Prior Written Notice is a must!

Parents must provide consent in order for the school district to assess their child(ren), even when the parent is the one initiating the request.  When changes are made to an IEP or services are denied/removed, or altered in any way, the Parent must receive prior notification.  Districts are not required to oblige Parents’ specific Education requests, but if a Parent feels strongly that a District’s actions fail to provide their child(ren) with FAPE, there is recourse.  In my home state of California, we have Procedural Safeguards.  The best way to protect your children’s rights is by knowing your Parents’ Rights! 

Parents’ Rights Vary from State to State

When seeking information on Parents’ Rights, it’s important to look for information Specific to YOUR State.  In general, the strictest law(s) prevails. You’ll want to know which ones they are.  For example,  if a Federal Law is more lenient than your State’s law, the State law would prevail and your District would be held to the higher standard.  Typically State Laws are more strict.  States don’t often initiate laws that break Federal laws.  However, a State may have some outdated laws which are less strict than newer Federal laws.  In such case(s), the Federal Law would apply.  In special cases, a county may have an even stricter law than the State.  The same principle applies here.

Related: Early Intervention Guide: How To Get Services in All 50 States

Related: A Closer Look at Special Education: Is Your IEP Policy-Proof?
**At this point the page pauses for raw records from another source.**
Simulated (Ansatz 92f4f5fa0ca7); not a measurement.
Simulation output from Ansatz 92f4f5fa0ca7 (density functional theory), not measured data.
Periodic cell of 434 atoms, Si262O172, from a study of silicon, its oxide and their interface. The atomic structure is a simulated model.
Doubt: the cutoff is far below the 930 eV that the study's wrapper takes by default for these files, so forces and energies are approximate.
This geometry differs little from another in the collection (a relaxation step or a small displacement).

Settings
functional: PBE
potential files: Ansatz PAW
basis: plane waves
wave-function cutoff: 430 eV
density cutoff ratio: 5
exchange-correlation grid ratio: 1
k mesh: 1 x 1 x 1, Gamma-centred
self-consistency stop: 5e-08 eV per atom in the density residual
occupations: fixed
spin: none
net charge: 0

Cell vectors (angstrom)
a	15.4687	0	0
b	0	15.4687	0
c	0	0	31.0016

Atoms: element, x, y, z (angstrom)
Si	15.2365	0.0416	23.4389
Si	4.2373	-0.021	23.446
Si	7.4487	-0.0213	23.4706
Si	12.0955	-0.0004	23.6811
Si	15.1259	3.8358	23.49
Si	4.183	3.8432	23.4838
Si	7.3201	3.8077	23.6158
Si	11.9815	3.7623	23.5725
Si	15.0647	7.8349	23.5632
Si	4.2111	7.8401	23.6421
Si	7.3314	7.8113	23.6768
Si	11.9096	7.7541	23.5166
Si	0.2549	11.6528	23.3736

Laws, Acts, & Procedures You Should Know About

Many laws are born through state specific ACTS.  The Lanterman Act is a well known and frequently referred-to Disabilities’ Act in California.  In addition to Parents’ Rights, you should take time to research any State Disabilities Laws & Acts, as well as Department of Education Resources, Laws, and Procedures, including Administrative Hearing Procedures, Due Process Procedures, and other relevant inform such as how to request an Independent Education Evaluation.  (IEE)  Researching your rights can feel overwhelming.  One thing I’ve found is that one resource often refers you to another.  That can ease the burden many Parents feel when they are unsure of what to look for or even what questions to ask.

The Benefits of Having an Advocate

When a school District fails to comply with an IEP, denies assessment, or tries to make changes to an existing IEP, that don’t seem to be in the best interest of the Student, it can be very difficult for a Parent to engage in a fact-based manner, void of emotion.  As Parents, we often feel the need to explain how much we love our children and only want the best for them.  We often approach a situation like this from a variety of angles which the District is not concerned with.  We use words like fair, excel, opportunity, love, chance, etc.  These are emotional and subjective words.  I can tell you from experience that a District may not care one way or another if your child excels.  Even if the current placement does not allow the Student to excel, it doesn’t mean the District has failed to provide FAPE.  How can that be?  Well, as awful as this sounds, it’s not the District’s job to put your child into an environment where they are most likely to excel.  It’s their job to put your child into an environment that gives your child the same access to a Free Public Education.  Parents often talk about how their child feels. Think about it this way…

A General Education Student with no disabilities may get sub-par grades their entire academic career.  Perhaps there are hundreds, literally hundreds of things that can be done, with little impact on the teacher or the school, but no modifications or changes are made.  The C Student is meeting the minimum standard.  It’s not the schools’ job to help a student exceed standards.  Legally, they have no obligation.  A great teacher or terrific school might turn things around for a student.  Unfortunately, those scenarios are typically exceptions to the norm.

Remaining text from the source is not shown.